As I shared in private: I have some urgent Red Hat business critical
work I need to do and unfortunately cannot put my near-term focus to
implementing a fully baked blk_interposer for DM.  But I can come back
to it (sadly unlikely to do so until the new year though).

While I still think there needs to be a proper _upstream_ consumer of
blk_interposer as a condition of it going in.. I'll let others make the
call.

As such, I'll defer to Jens, Christoph and others on whether your
minimalist blk_interposer hook is acceptable in the near-term.

Mike
Jens Axboe Dec. 11, 2020, 4:33 p.m. UTC | #5
On 12/11/20 9:30 AM, Mike Snitzer wrote:
> While I still think there needs to be a proper _upstream_ consumer of
> blk_interposer as a condition of it going in.. I'll let others make the
> call.

That's an unequivocal rule.

> As such, I'll defer to Jens, Christoph and others on whether your
> minimalist blk_interposer hook is acceptable in the near-term.

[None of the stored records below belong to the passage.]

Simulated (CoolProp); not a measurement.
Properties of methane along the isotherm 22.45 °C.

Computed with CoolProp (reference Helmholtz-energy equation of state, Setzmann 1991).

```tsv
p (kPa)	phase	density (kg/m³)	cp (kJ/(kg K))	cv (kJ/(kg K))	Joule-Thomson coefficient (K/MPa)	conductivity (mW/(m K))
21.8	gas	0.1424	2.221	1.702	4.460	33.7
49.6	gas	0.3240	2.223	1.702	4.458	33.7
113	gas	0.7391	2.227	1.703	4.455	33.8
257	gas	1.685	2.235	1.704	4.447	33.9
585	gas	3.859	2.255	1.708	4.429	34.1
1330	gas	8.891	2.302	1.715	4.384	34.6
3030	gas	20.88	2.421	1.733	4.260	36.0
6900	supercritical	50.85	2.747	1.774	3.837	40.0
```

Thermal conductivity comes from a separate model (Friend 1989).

I don't think so, we don't do short term bandaids just to plan on
ripping that out when the real functionality is there. IMHO, the dm
approach is the way to go - it provides exactly the functionality that
is needed in an appropriate way, instead of hacking some "interposer"
into the core block layer.
Hannes Reinecke Dec. 11, 2020, 4:56 p.m. UTC | #6
On 12/11/20 5:33 PM, Jens Axboe wrote:
> On 12/11/20 9:30 AM, Mike Snitzer wrote:
>> While I still think there needs to be a proper _upstream_ consumer of
>> blk_interposer as a condition of it going in.. I'll let others make the
>> call.
> 
> That's an unequivocal rule.
> 
>> As such, I'll defer to Jens, Christoph and others on whether your
>> minimalist blk_interposer hook is acceptable in the near-term.
> 
> I don't think so, we don't do short term bandaids just to plan on
> ripping that out when the real functionality is there. IMHO, the dm
> approach is the way to go - it provides exactly the functionality that
> is needed in an appropriate way, instead of hacking some "interposer"
> into the core block layer.
> 
Which is my plan, too.

I'll be working with the Veeam folks to present a joint patchset 
(including the DM bits) for the next round.

Cheers,

Hannes
Jens Axboe Dec. 11, 2020, 5:04 p.m. UTC | #7
On 12/11/20 9:56 AM, Hannes Reinecke wrote:
> On 12/11/20 5:33 PM, Jens Axboe wrote:
>> On 12/11/20 9:30 AM, Mike Snitzer wrote:
>>> While I still think there needs to be a proper _upstream_ consumer of
>>> blk_interposer as a condition of it going in.. I'll let others make the
>>> call.
>>
>> That's an unequivocal rule.
>>
>>> As such, I'll defer to Jens, Christoph and others on whether your
>>> minimalist blk_interposer hook is acceptable in the near-term.
>>
>> I don't think so, we don't do short term bandaids just to plan on
>> ripping that out when the real functionality is there. IMHO, the dm
>> approach is the way to go - it provides exactly the functionality that
>> is needed in an appropriate way, instead of hacking some "interposer"
>> into the core block layer.
>>
> Which is my plan, too.
> 
> I'll be working with the Veeam folks to present a joint patchset 
> (including the DM bits) for the next round.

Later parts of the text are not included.